Gen. Alfons Maćkowiak, twitter.com/polishembassyukGen. Alfons Maćkowiak, twitter.com/polishembassyuk

Gen. Alfons Maćkowiak, also known as Alan Mack, died in January last year at the age of 101.

The Polish ambassador to the UK, Arkady Rzegocki, said during Saturday’s ceremony: “I hope and strongly believe that the plaque would also be a wish of General Maćkowiak, so that it would remind everyone about the many Poles who made the UK their home after World War II, when they could not come back to a free Poland.”

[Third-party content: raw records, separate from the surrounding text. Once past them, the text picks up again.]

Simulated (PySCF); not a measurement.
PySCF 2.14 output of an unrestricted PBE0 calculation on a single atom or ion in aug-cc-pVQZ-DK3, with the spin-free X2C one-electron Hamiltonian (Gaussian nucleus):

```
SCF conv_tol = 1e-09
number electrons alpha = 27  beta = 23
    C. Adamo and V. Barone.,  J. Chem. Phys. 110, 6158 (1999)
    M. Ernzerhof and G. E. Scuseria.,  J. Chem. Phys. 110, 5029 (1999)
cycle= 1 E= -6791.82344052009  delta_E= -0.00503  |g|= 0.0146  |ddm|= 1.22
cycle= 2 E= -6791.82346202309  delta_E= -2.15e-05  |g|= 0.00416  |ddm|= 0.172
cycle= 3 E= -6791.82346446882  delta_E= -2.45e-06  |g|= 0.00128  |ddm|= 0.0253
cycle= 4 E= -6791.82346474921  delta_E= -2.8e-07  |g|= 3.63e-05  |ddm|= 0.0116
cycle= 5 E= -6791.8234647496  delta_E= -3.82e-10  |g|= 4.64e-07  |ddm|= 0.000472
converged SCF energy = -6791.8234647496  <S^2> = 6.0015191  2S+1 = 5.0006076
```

Peter Crawshaw, Honorary Treasurer of the Achilles Club, which brings together current and former members of Oxford and Cambridge University Athletics Clubs, said that the plaque was a tribute to an extraordinary Pole who was a hero in both war and peace.

A lieutenant in the Polish Army in September 1939, Maćkowiak was rounded up by Soviet forces but managed to escape from a moving train bound for the Katyn Forest in western Russia, where more than 20,000 Polish officers were murdered by Josef Stalin’s NKVD secret police in the spring of 1940.

Maćkowiak served in the 1st Independent Parachute Brigade, taking part in Operation Market Garden, and later became a trainer for the Silent and Unseen (Cichociemni), a Polish Army special forces unit that trained in the UK before being parachuted at night into Nazi-occupied Poland.

After the war, Maćkowiak ran a guest house in the county of Essex in the east of England, before becoming a physical education teacher. In 1964 he was hired as a coach at the Oxford University Athletic Club, a post he held for 25 years.